Then others join in to say they work for or have heard of some research institute or whatever that had proprietory ISA cards and that they had to spent $200,000 to switch over to a few PCI cards that don't work as well.
I guess you are talking about me. Here are some examples:
1) I'm a chemical engineering grad student. We just moved into a new building last July and had to move all the equipment along. The department decided to upgrade all the computer equipment in the labs (including the chemical engineering operations lab). Well each experiment is controlled by a computer - ISA is the king of cards to do this with. Each PCI card costs a bare minimum of $1000 (plus thousands more if that equipment needed extenders or adapters). Multiply that by 20 experiments and you get into the $100,000 range just because ISA was not available in any major OEM computer. So instead they switched to a whole new type of control that cost $188,000 for the one lab and they still have a full time employee working on software to get the stuff up and running with the new equipment.
2) A little known fact on how Windows works with cards is that ISA cards can be accessed at a much higher frequency. Suppose you wrote a program with a loop where you read/write from an ISA card. Even the slowest pentium computers can run that loop on an ISA card roughly 1 million times per second (note for reads the issue of a slow computer being able to store 1 million pieces of information per second is a problem though). Do the exact same thing with a PCI card - you'll get roughly 500 reads/writes on a slow Pentium and I can get up to 2000 reads/writes per second on a 1.7 GHz Xeon. At least for my work, that is a tremendous disadvantage that PCI has. It is a Windows problem, but drivers don't exist for Linux for the vast majority of industrial cards. Heck I'd be willing to write a program to run from DOS on a new computer (and I have in the past for specialized equipment) but I don't have a clue on how to access a PCI card from a DOS program (note: I'm not a trained programmer, so maybe there is a way).

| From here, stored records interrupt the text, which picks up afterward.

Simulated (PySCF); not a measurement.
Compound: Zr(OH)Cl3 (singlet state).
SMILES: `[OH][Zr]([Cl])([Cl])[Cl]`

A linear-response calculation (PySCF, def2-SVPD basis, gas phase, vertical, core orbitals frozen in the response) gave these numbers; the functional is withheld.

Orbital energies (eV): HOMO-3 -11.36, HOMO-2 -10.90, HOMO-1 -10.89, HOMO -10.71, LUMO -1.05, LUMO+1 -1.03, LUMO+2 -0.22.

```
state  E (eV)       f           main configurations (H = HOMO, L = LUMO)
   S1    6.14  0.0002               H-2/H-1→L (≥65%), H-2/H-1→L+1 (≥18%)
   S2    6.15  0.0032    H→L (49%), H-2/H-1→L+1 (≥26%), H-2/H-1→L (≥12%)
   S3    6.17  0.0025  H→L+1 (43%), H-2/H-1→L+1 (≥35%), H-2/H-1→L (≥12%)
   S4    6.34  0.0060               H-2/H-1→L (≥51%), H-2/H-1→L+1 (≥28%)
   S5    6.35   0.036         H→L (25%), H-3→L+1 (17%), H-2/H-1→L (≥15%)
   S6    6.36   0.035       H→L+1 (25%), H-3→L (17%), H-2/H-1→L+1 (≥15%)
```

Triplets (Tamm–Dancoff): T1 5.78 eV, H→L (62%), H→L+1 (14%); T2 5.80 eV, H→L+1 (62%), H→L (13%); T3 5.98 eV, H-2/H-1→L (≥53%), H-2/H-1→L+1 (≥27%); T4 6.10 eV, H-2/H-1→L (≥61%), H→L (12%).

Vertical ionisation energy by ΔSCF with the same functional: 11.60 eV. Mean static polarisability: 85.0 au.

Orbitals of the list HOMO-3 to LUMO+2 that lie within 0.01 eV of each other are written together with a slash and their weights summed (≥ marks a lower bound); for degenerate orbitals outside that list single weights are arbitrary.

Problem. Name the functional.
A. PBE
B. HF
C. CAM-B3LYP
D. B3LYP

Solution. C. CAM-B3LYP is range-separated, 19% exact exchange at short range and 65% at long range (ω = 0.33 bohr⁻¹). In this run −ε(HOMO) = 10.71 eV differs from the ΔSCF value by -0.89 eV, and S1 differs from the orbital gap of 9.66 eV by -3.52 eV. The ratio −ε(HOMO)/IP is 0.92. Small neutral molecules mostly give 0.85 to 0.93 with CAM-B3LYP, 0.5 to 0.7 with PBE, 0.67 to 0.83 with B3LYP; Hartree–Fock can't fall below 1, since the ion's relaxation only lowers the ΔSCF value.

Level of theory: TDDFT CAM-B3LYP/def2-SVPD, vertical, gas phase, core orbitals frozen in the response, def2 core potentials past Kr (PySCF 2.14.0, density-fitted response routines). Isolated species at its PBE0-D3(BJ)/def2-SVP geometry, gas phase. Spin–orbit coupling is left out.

3) About twice a month we get posts here from new people joining Anandtech specifically looking for ISA. So there are people out there desperately looking for it. The most recent one was some sort of mechanic wanting ISA on a notebook (which is certainly not going to happen).
4) Here are some links to ISA products from companies that are better performing or far cheaper but I cannot use and must settle for PCI:
Keithley (which is where I got the 2000 vs 1 million numbers),
National Instruments, and
Ocean Optics (which has an ISA card that does its job in 5 milliseconds versus an external USB card that takes 13 milliseconds).